Going to the movies in the first decades of the C20 was anything but a silent experience. The film itself may not have had sound, but each cinema had its resident musician or group of players to provide a live soundtrack including sound effects.

The Library of Birmingham has a large collection of music scores and instrumental parts which were used to accompany silent films. These are not compositions married to a specific film, instead, they are short pieces for use with any film that came along. They might be generic pieces which were specially written, popular dance music, snippets of classical music, anything, really, which an enterprising musician could recycle to create a soundtrack. This led to a mini publishing boom with many music publishers producing whole series of compositions billed as written specially for the silent movies.

Giuseppe Becce (1877-1973)

Giuseppe Becce was an Italian-born composer who was heavily involved in the German film industry in the 1920s. He continued to compose for films far into the sound era, as well. He wrote the scores for The Cabinet of Dr. Caligari and Der Letzte Mann and many other films, but what I’m going to look at is a collection of his generic pieces. Issued by the German publisher, Robert Lienau, the Kinothek series was aimed at the busy cinema musician, offering a choice selection of dramatic musical snippets. Although they are only short, they are also quite complex for the genre – demanding wide instrumental ranges, and well developed techniques to cope with his German late-romantic style.

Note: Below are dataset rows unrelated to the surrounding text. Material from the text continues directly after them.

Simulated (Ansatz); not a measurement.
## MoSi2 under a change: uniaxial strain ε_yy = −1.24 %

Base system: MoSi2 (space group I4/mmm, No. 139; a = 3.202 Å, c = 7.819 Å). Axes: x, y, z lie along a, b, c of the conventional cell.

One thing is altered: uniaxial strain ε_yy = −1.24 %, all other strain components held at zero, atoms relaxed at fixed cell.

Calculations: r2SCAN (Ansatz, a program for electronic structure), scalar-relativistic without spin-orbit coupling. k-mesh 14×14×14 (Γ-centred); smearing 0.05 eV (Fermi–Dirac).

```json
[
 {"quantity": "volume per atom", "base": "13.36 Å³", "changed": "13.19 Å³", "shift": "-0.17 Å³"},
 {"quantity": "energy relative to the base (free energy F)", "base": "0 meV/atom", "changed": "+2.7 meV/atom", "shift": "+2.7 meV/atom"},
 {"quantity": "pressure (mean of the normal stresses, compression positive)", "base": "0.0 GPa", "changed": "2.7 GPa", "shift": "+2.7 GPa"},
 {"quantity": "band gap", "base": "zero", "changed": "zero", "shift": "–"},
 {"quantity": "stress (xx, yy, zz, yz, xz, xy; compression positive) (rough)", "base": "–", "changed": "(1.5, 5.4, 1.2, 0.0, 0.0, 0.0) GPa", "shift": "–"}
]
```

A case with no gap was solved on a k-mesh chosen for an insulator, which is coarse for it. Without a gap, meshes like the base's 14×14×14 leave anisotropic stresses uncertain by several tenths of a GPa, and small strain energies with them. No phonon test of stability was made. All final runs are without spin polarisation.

You don’t need to have a great knowledge of silent film to understand how evocative these titles are. Resignation, for example, the hero awaiting his fate, or Tragedy, the heroine slumped in despair … Notice that the publisher helpfully lists how long each piece lasts, although they could be cut or stretched to fit as required. Improvisation was an important skill for any cinema musician – even if you had sheet music, there were still bridging passages needed to get you from one piece to the next without an awkward break or a change of key. The goal was to achieve a seamless accompaniment which matched what was on the screen, though I wonder how often it actually happened.

Here are a couple more listings from the same series:

Wild chase and Help! Help! are two which immediately bring pictures to my mind – Buster Keaton or Charlie Chaplin, perhaps, being pursued by a mob, or pleading for help as a building is destroyed by fire. As for Supreme peril or Love’s yearning … they hardly need any introduction.

I shall return to this fascinating collection in future issues of this blog.